In early October, a former Montana State University student filed a lawsuit against the school alleging that she and other women had been sexually assaulted and harassed by a former music professor.
One week earlier, MSU suspended two fraternities over allegations that their members had sexually assaulted two women.
Two hundred miles away at the University of Montana, faculty members dealt with criticism from Missoula citizens who had seen “Montana” and “University” in the headlines for sexual assault.
Readers somehow missed the word “State” in the stories out of Bozeman, and given UM’s recent struggle to address its handling of sexual assault reports, some concluded that the attacks had occurred, yet again, at UM.
At a University Council meeting last week, one faculty member brought this up, saying he was tired of UM being linked to every sexual assault case on every other college campus.
He asked the logical question – what’s UM doing to protect its reputation and spread the word that it’s working to correct the past and emerge as a national leader on the issue.
The question prompted an interesting philosophical debate among those present. Does the university continue to discuss the progress it has made in handling complaints of sexual assault, but risk keeping the past alive in doing so?
Or should the university leave the past behind and focus on the good that’s taking place – the research that’s garnering national attention and the success of its students? Headline opportunities are limited and so, the thinking went, it must be one move or the other.

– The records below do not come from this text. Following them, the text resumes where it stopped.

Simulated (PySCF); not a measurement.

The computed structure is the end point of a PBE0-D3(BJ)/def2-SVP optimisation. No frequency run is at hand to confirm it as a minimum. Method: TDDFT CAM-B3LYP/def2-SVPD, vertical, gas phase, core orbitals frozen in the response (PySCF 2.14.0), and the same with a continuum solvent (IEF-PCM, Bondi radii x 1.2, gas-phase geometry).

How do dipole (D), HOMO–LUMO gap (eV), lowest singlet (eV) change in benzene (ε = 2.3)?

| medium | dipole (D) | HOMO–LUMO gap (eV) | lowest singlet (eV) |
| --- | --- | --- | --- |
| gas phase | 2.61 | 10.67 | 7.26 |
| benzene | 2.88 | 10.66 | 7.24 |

Opinions were mixed. As another faculty member noted, she will always think of Kent State for its shooting and Green River, Wash., for its serial killer. In her opinion, there is nothing wrong with continuing the discussion, even if doing so trumps other noteworthy topics of a more academic nature.
While Yale University drew the ire of the Department of Justice over its own handling of sexual assaults long before UM did, it’s UM that has emerged as a national leader on the issue, and whose reputation may be tied to the controversy for many years.
But this may not be a bad thing.
Michael Reid, vice president of administration and finance, was recently in Oregon with representatives from universities in Washington, Oregon, Utah, Colorado and Wyoming.
“When we started talking about sexual assault, everyone wanted to know what UM had done and what we can help them with,” Reid said. “They’re all looking at us.”
Reid reiterated his point by noting the recent cases at MSU, and how well university officials there had responded to the incidents. That response was strong thanks to the work done at UM, and the training it has offered on the issue, he said.
“They were well trained because they attended the training that was put on here,” Reid said. “Montana in general is better off, and those in other states are looking at us and asking how we moved forward.”
UM’s mandatory student tutorial on the issue, Personal Empowerment Through Self Awareness (PETSA), also has caught on at other universities. Christine Fiore, a professor of psychology who helped develop the program, noted that Vanderbilt University recently launched its own VU-PETSA program using materials created at UM.
“We have requests from a lot of different schools trying to work through the process and trying to do mandatory education,” Fiore said.
Beth Hubble, co-director of the Women’s and Gender Studies program at UM, noted the same thing earlier this year.
“With PETSA in particular, we’ve had several other universities contact us to use it,” she said, also naming the University of North Carolina. “It’s seen as a DOJ-approved training tool, and we’ve given it to them to use and adapt.”
The study of distant planets, bees and human health are far more glamorous and traditional for a university aimed at research and student success.
But as those in the room suggested, there may be nothing wrong with taking something as dark as sexual assaults and turning it into a positive, helping universities across the country tackle the issue using the response tools created at UM after its own ugly experience with the subject.